By David Sterman
For many investors, May 4, 2011 marked a key turning point for stocks. On that day, the Dow Jones Industrial Average plunged more than 100 points. This also happened on four different occasions in that same month. Most stocks have been unable to withstand such blows and have been trending lower ever since. In fact, less than 20% of all stocks are up since early May. Of these, only a select group of stocks has been able to post outright rallies, rising more than 10% in the last month alone.
Moving up when the market is moving down is often a harbinger of continued strength to come. So it's advantageous to look into these "whistling past the graveyard" stocks closely. If and when the market stabilizes, these stocks have great potential to break out.
I ran a screen to see what kinds of stocks are rallying right now, excluding any companies that have recently received buyout offers and any stocks that are worth less than $500 million. A few sectors are showing real strength. For example, the for-profit education sector, which had been pummeled in 2010 in the face of increasing Congressional scrutiny, has been showing new life recently. Stocks like Bridgepoint Education (NYSE: BPI), Education Management (Nasdaq: EDMC) and ITT Educational Services (NYSE: ESI) have all rallied higher in recent weeks as quarterly results have not been as bad as many had feared. Despite the rally, Bridgepoint and ITT trade for less than 10 times projected 2011 profits, which could be the catalyst to attract value investors.
The electronic retail sector has also shown resilience in this bear market. After falling from $30 last June to $17 in February 2011, I thought shares of electronics retailer hhgregg (NYSE: HGG) were too cheap. In fact, they got a lot cheaper, falling all the way down to $12. Yet a turn appears to be at hand. Shares rallied more than 10% on May 26 on the heels of a solid quarterly report, and are now back up above $14.
The electronics retailer has been opening new stores at a fast clip (the store count now stands at 175, up from 130 a year ago), and these stores are yielding good leverage off of the company's overhead. Shares trade for about 11 times projected fiscal (March) 2012 profits. I expect this stock to finally move back into the $20s when investors see a few more quarters with strong results. This should underscore the view that a company capable of 15% annual profit growth is worthy of a profit multiple of at least 15.

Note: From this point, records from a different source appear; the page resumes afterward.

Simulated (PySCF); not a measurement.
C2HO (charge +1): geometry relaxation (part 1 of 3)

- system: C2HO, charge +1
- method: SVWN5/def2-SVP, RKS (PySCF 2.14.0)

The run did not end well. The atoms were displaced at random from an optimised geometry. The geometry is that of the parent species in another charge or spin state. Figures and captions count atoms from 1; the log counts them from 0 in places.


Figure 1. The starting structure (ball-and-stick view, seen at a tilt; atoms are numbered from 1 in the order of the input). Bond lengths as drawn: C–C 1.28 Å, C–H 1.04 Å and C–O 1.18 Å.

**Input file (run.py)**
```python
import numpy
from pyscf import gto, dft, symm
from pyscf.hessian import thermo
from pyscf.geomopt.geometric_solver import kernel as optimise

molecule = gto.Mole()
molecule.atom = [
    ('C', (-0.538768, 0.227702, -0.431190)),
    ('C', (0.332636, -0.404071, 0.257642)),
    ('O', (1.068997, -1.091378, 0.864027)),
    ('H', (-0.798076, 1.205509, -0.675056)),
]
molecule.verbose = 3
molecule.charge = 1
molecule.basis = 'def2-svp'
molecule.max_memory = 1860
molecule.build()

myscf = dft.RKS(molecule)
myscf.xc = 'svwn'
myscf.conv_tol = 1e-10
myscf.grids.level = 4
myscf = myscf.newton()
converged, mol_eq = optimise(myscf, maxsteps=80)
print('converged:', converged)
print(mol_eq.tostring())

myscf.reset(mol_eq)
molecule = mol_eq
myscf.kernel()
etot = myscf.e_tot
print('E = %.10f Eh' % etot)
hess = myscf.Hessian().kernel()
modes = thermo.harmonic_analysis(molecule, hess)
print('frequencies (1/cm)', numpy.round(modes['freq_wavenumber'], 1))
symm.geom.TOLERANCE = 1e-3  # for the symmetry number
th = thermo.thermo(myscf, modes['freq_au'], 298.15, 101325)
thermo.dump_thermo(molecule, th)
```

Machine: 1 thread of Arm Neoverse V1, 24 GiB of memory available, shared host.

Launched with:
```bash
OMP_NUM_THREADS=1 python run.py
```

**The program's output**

PAETEC Holdings (Nasdaq: PAET)
This provider of fiber-based Internet-traffic management has put investors on a rollercoaster ride. Shares fell more than 25% from mid-February to late March (as the broader market was rising), and then rebounded more than 40% since then (as the broader market began to slump). The recent rebound comes as investors finally glimpsed profitable results following a recent acquisition spree.
Handling web traffic for large enterprises can be quite a challenge. Companies serving the industry need facilities located along major access points of the Internet backbone so they can offer clients an end-to-end data transmission network. Thanks to a series of deals during the past few years, PAETEC now controls a fiber-optic network more than 10,000 miles long. It's the fourth-largest network in the country behind only Level Three Communications (Nasdaq: LVLT), Time Warner Cable (NYSE: TWC), and Cogent Communications (Nasdaq: CCOI). PAETEC's data centers now control 320,000 square feet of space, putting the company among the industry's top five in this metric as well.
To take market share from those bigger players (as well as incumbent phone companies such as Verizon (NYSE: VZ)), PAETEC has sought to differentiate itself by offering a range of value-added services. Business intelligence software, hosting services and industry-specific software used in industries like energy and utilities are among the new services offered.
With the acquisition spree largely complete, PAETEC appears committed to proving its capabilities in terms of cash-flow generation. The company generated $91 billion in earnings before interest, taxes, depreciation and amortization (EBITDA) in the first quarter of 2011 (up from $65 million a year earlier), and is on track to generate roughly $400 million in EBITDA this year, according to analysts. This would represent a 50% jump compared with 2010 levels. Dougherty & Co. recently initiated coverage on PAETEC with a $6.50 target price, which is roughly 40% above current levels.
These recent breakout stocks had struggled earlier in the year but appear to be finding their footing now, even with the broader market still in a funk. Keep a close eye on these stocks. A stable market should help these shares to power even higher.